The mysteries of why Stonehenge was built in the early Stone Age still baffles scientists and historians today. Many theories are surrounding the henge, from ancient healing centers to alien landing sites.
What Makes Stonehenge Special?
According to the English Heritage Organization, Henges are prehistoric Neolithic circular structures that date back 3,000-2,000 BC. There are less than a hundred henges still standing across Britain and Ireland. But out of all of them, Stonehenge is by far the most popular.
In recent years it has been discovered that parts of Stonehenge were transported by Neolithic humans from Wales, in a BBC article.
This begs the question: Why did they bother? And Why did Stone Age civilizations build numerous henges?
According to historian Rosemary Hill, no one knows why. Until this day, scientists, researchers, and historians alike have found limited evidence showing Stonehenge's purpose and origins.
Technically, Stonehenge isn't a henge. The word was coined in 1932 by Thomas Kendrick that defined henges as a circular bank with a ditch inside and multiple protruding entrances.
But the opposite is true for Stonehenge. It is a bank inside a ditch, according to researchers.
Most henges were made of wood that was an abundant resource, especially in the Stone Age.
In an article by History, many in the 17th and 18th centuries believed that Stonehenge's served as a Druid temple for ancient Celtic pagans. However, recent discoveries have proved that Stonehenge predates Celtics for over 2,000 years.
On the other hand, recent excavations have unearthed hundred of human bones onsite, which researchers theorize were cremated before burial, making Stonehenge an ancient burial ground.
What is Stonehenge Made Of?
As per the English Heritage Organization, there are two types of stone used at Stonehenge: Sarsen and bluestones.
Sarsen stones are silcrete rock that is naturally scattered across southern England. For years archeologists and researchers believed that sarsen stones were brought in from the Marlborough Downs.
Through a novel geochemical approach, archeologists have confirmed that these stones came from West Woods, south-west of Marlborough.
On average, the sarsen stone timbers on Stonehenge weigh 25 tons while the larges, the Heel Stone, weighs roughly 30 tons.
Bluestone, on the other hand, refers to the smaller stones at Stonehenge. With various geology, these stones are said to come from the Preseli Hills in south-west Wales. Although the stones do not appear blue, they have a bluish tinge when wet or freshly broken.

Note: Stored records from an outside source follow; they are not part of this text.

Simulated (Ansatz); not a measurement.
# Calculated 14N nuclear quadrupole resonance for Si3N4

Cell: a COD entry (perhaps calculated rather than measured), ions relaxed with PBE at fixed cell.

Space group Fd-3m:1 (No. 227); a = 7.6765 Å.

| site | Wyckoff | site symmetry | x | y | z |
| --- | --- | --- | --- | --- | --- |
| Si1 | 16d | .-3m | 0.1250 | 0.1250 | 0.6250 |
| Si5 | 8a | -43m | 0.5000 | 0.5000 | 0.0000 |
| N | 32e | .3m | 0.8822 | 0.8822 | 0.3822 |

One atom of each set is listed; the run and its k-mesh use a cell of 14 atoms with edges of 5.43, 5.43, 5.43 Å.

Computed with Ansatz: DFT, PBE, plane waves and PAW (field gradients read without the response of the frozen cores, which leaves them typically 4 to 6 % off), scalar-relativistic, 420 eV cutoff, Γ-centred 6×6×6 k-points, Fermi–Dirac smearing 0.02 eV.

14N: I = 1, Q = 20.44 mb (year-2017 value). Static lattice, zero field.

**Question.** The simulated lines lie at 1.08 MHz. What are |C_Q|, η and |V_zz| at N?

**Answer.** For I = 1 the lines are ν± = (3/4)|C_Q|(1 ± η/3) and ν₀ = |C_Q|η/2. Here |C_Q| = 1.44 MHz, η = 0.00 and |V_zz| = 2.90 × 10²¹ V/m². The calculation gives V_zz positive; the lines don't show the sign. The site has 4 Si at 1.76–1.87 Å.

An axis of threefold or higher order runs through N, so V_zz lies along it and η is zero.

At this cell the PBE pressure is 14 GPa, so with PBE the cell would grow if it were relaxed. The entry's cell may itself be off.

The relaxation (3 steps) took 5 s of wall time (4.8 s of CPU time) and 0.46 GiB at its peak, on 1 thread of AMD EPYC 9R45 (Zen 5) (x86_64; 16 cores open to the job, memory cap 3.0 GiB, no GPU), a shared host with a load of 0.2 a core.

Meanwhile, the Altar Stone is formed from sandstone from either the Brecon Beacons or the Black Mountains in south-east Wales.
While some believe that these stones were brought to Salisbury Plain by glacier movement archaeologists, they think that neolithic humans transported them.
Although Stonehenge's mysteries remain, unsolved archeologists and scientists are unraveling various clues that could lead to the inevitable truth of why Stonehenge was built.